Life under the German Occupation

War broke out between Germany and the Soviet Union on the June 22, 1941. The German army advanced quickly, and the Germans approached Radzivilov. The Jewish population began to panic. The Soviets fled amid great chaos. Some Jews tried to flee on horseback, some on bicycles. But the Germans bombed and cut off the roads, and people were forced to turn back.

The German army occupied Radzivilov on June 29. The Ukrainian population received the Germans with great joy, and they promptly organized a Ukrainian self–administration headed by Mateyko, who had declared himself an ethnic German.

The Ukrainians began to steal everything from the Jews. Besides that, they pointed out Jewish houses to the Germans so they could rob them. A wild terror began. The Ukrainians surrendered to the Germans those Jews who had been active with the Soviets. Among the first victims was Manye Vaynshteyn, whom I mentioned earlier.

I want to say that before the Germans came into Radzivilov, my two brothers and I, with the assent of our families, had decided to flee because it was said that the Germans would capture men in particular. But as stated, fleeing was not possible. Even Grinshteyn, who had his own horse and wagon, was forced to turn back after he left because the Germans had already run ahead.

 

The First Decrees

The German authorities officially recognized the Ukrainian self–administration, and the Germans gave the administration broad powers.

At the beginning of July 1941, the German regional commissioner from Dubno appointed a German commandant in Radzivilov. Several SS officers came along with him and instituted the German command. The command promptly issued several anti–Semitic orders:

[Page 330]

  1. Jews must wear white armbands with blue stars of David.
  2. Jews are forbidden to leave the city without permission.
There was a death penalty for not following these orders.

The Jews understood immediately that Jewish life would be outlawed, but with just these orders it would not be ended.

On the July 15, 1941, a group of Gestapo men arrived and asked the Ukrainian administration for two lists: (1) especially harmful Jews and (2) propertied Jews.

For the first list, the Ukrainians counted the Jews with whom they had previously had personal accounts and former Soviet activists, such as Manye Vaynshteyn and others.

For the second list, they counted especially wealthy Jews and also those who had turned over their possessions to Ukrainians for safekeeping–hoping to get rid of them that way. Among others, the second list included Zalman Leviton, Shimon Marder, Duvid Vaser, Ester Grinsman, the Chomut brothers, and so on.

On the same day, Gestapo with whips drove a group of Jews out to the Brody forest in order to dig a pit, not far from the train line between Brody and Radzivilov. The Jews were later shot. We heard about this from a survivor who managed to escape, Leyb Rakhentses.
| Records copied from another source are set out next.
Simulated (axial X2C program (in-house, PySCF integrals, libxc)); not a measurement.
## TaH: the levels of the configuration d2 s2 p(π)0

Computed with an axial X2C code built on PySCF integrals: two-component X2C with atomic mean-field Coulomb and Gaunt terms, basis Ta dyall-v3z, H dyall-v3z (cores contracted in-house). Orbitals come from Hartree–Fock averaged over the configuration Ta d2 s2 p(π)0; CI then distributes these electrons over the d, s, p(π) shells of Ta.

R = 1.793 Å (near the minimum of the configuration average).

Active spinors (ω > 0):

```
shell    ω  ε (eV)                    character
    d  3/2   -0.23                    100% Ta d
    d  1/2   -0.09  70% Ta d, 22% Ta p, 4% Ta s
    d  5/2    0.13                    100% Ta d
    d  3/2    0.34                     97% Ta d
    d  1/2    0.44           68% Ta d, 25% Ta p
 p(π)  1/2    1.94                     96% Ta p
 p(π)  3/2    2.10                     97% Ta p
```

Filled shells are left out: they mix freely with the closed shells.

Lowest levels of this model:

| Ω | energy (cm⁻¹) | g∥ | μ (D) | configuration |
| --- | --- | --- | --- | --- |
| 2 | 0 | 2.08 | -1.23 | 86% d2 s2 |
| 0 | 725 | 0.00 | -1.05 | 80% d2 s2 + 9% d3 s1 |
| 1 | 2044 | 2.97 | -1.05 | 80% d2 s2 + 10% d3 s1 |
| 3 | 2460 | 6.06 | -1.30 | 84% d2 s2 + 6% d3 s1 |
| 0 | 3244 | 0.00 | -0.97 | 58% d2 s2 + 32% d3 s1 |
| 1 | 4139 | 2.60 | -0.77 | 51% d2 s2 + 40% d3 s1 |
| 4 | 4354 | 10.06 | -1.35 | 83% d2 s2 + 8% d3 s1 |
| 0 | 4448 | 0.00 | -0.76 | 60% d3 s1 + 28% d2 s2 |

The next morning, a band of Ukrainians went into the Great Synagogue, threw the Torah scrolls out into the street, and set them on fire. They forced the town rabbi, Rabbi Yitschak Lerner, to dance around the fire.

 

The First Jewish Committee

In view of the tense situation, a Jewish committee was organized. It was to be a liaison with the German authorities so that Jewish life would not be destroyed. Viderhorn served as the head of the committee.

Viderhorn was a Hungarian Jew who knew German well, and Hungarian and other languages too. Although he was an assimilated Jew, he had a pure Jewish heart and a clear conscience.

[Page 331]

Viderhorn headed the committee, thinking that the Germans would deal with representatives from an organized Jewish body and would to some degree restrain the Ukrainians. After a while, when Viderhorn was convinced that the committee was only a tool in German hands to press the Jews for money and valuables and to help the German authorities carry out their orders, he removed himself from the office, wanting to keep his conscience clear.

Viderhorn was a personal friend of mine. He had earlier turned to me to take his place as president of the committee. I answered him, “Don't you know me, that I with my character will not and cannot be a compliant conduit for German orders.” I rejected his proposition. Then Viderhorn sent me the commandant of the Ukrainian police, Misha Zalevski, a school friend of my brother's, thinkng he might convonce on me. I answered the commandant:

“My whole life I have been a giver and not a taker. And I cannot take the last bit of bread from the mouths of the Jews.”

“So whom should I appoint?” the commandant asked.

In the end, when he saw that he would get nowhere with me, he designated Hersh Lizak as president. But he was not the right candidate, and a few days later Yakov Furman was designated as president.

 

The Radzivilov Judenrat

The Germans wanted to broaden the legal powers of the committee and so ordered that the committee reorganize itself as a Judenrat.

Yakov Furman, the president, was the appropriate candidate for such an institution.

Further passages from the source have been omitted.